I opened mine in terror. The idea so possessed my mind that a thrill of fear ran through me, and I wished to exchange the ghastly image of my fancy for the realities around. I see them still: the very room, the dark parquet, the closed shutters with the moonlight struggling through, and the sense that I had that the glassy lake and white high Alps beyond.”
This vivid image — the one Shelley was so eager to erase by looking around her bedroom — became the “powerful engine” driving her story. Everyone who has been exposed to the story of Frankenstein — whether through children’s cartoons (thank you, Scooby-Doo), any of the film versions or — please Heaven — the novel itself — can attest to the visceral nature of Shelley’s initial dream.
And I think the vivid, visceral nature of dreams is what makes them so enticing to write about and so tricky.
Generally, lucid dreams are emotionally charged too — so not only do you have an image that’s striking (like a stitched-together corpse) but that image is tied to a strong emotion. Like terror, in Shelley’s case.
Writers should be highly encouraged to follow their dreams…literally. As a writer, you should see where those sharp imaged and super-emotional emotions take you.
But — and this is the tricky part which makes Mary Shelley a legend among hundreds of novelists for hundreds of years — the emotion/image combo should somehow feed the engine of narrative. Mary Shelley didn’t only write the scene where Frankenstein’s monster is created. All in all, that would not make a legendary story, as terrifying and visceral as it is.
Instead, Shelley creates Frankenstein as a man with deep ambitions that drive him to create this creature. So her main character’s want — his objective — is tied to the dream image.
Then she takes it a step further. She gives the other character in her dream wants — objectives — too. Objectives which are diametrically opposed to her main character. So the scene of student-doing-something-he-shouldn’t turns into a meeting of protagonist and antagonist. (Which is which? Who knows? Another stroke of genius!)
With some divine comparisons thrown in on both sides:
Frankenstein: “I had gazed on him while unfinished, he was ugly then, but when those muscles and joints were rendered capable of motion, it became such a thing as even Dante could not have conceived.”
…And Frankenstein’s monster: “Many times I considered Satan as the fitter emblem of my condition, for often, like him, when I viewed the bliss of my protectors, the bitter gall of envy rose within me.”
Everything in the story spins out from that central image of Shelley’s nightmare — the disgust, the envy.
And that’s the important thing to take away: don’t write only your dream. Because then you’re just writing images and emotions. Use those images and emotions to create conflict and drive the story.
In the spirit of last week’s Write Expecting to be Read: Mary Shelley’s Journals — the prompt for today is to riff on “write what you mean, mean what you write.” And we’re going to do that by following the advice of another author: Ernest Hemingway.
No, we’re not writing drunk and editing sober.

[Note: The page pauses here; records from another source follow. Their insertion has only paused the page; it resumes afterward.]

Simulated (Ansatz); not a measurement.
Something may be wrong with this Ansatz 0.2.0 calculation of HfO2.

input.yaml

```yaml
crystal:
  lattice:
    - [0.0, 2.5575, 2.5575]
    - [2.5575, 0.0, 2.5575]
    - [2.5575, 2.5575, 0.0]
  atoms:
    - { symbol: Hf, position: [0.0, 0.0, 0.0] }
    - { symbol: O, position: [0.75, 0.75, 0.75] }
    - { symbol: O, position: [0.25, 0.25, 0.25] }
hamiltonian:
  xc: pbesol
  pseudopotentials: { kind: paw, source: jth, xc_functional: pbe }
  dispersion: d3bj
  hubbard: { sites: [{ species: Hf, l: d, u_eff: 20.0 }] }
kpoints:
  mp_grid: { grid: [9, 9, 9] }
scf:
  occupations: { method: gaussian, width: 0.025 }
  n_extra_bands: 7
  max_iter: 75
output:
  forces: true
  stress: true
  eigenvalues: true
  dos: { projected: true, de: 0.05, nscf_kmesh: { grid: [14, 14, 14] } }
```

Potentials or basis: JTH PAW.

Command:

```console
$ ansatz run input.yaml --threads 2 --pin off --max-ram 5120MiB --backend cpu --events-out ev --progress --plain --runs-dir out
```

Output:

But we are going to “write one true sentence” — which was Hemingway’s way of getting started on a piece when he wasn’t sure what else to do. Just write one true sentence. Whatever that means to you. Just make sure you mean it. You can put it on your own blog and link back in the comments if it leads to something longer, or just put it in the comments if you’re sticking to a sentence.
For my Goodreads reading challenge this year, I decided that I would read 50 books. And, rather than write a traditional review — which I do all the time for Criminal Element — I thought I would create art from art.
You see, after a while it’s hard to critique other people’s work. They’ve spent a lot of time on their piece.
And I like to think that art leads to art.
So I just finished Carrie LaSeur’s The Weight of an Infinite Sky, which will be released on Tuesday. I wrote this in response to a line in the novel: “It only reflected him in unflattering angles.”
When I was younger – maybe eleven or twelve – my mother told me never to write down anything I didn’t want someone else to read. If I kept a diary or a journal, I needed to make sure I meant what I said. And I should never write down anything I would not say to someone’s face.
She told me this after I wrote something particularly hurtful about my grandmother – who I was quite angry with at the time. So, I got that advice perhaps a little late…but the lesson stuck.
As I was reading through Mary Shelley’s journals, this advice – write like someone will read it – kept repeating in my mind. Partly because I was reading someone else’s private thoughts two hundred years after she’d written them…and partly because I realized she was writing like someone would read these journals.
My first clue (I’m a little slow sometimes) was that it’s not Mary who starts the journal. Her husband Percy does. At first I was distracted by this fact: who the hell shares a journal? I get territorial about my spot on the couch. Letting someone else share pages, even a husband, seems like a weird mind-meld I want no part of.
Most of Mary’s journal remains her own. And, my guess is, a lot of it is to communicate with her husband – to tell him how her days went, when her heart broke, or when she was happy or angry.
For example, Mary was left behind quite often because she was pregnant and unmarried. (Pregnant, unmarried women weren’t really welcome in public places.) Her condition didn’t stop Percy and Claire (Mary’s stepsister) from going out. To which Mary left repeated entries along the lines of: “P and C walk” and then, after this entry occurs several times – “P and C walk as usual.”
If it was a scold, it seems to have worked for a little bit. Those entries slow down.
At no point does Mary ever call Claire a name or outright mention specific jealousies…but anyone who is familiar with ‘vaguebooking’ on Facebook will recognize the communication style. And her entries seem (to me) to have the same motivations as vaguebooking. Namely saying:
So she was always aware of her audience.
Years later, knowing that her writing would be read, Mary tore out and burned a large amount of journal pages and letters to preserve reputations…so maybe Mary didn’t do quite as well at following my mother’s advice as she should have.
I think the lesson from all this is to write with a certain level of honesty in your writings. Facebook. Letters. Blog posts. Texts. Journals. At the end of the day you have to answer for what you put into the world, so make sure you’re willing to back your words up – doesn’t matter whether it’s fiction or non-fiction, personal or public. Mary knew that her journals and letters would color opinions of her work and her husband’s work. (And, by extension, a lot their literary circle.)
Write what you mean. Mean what you write.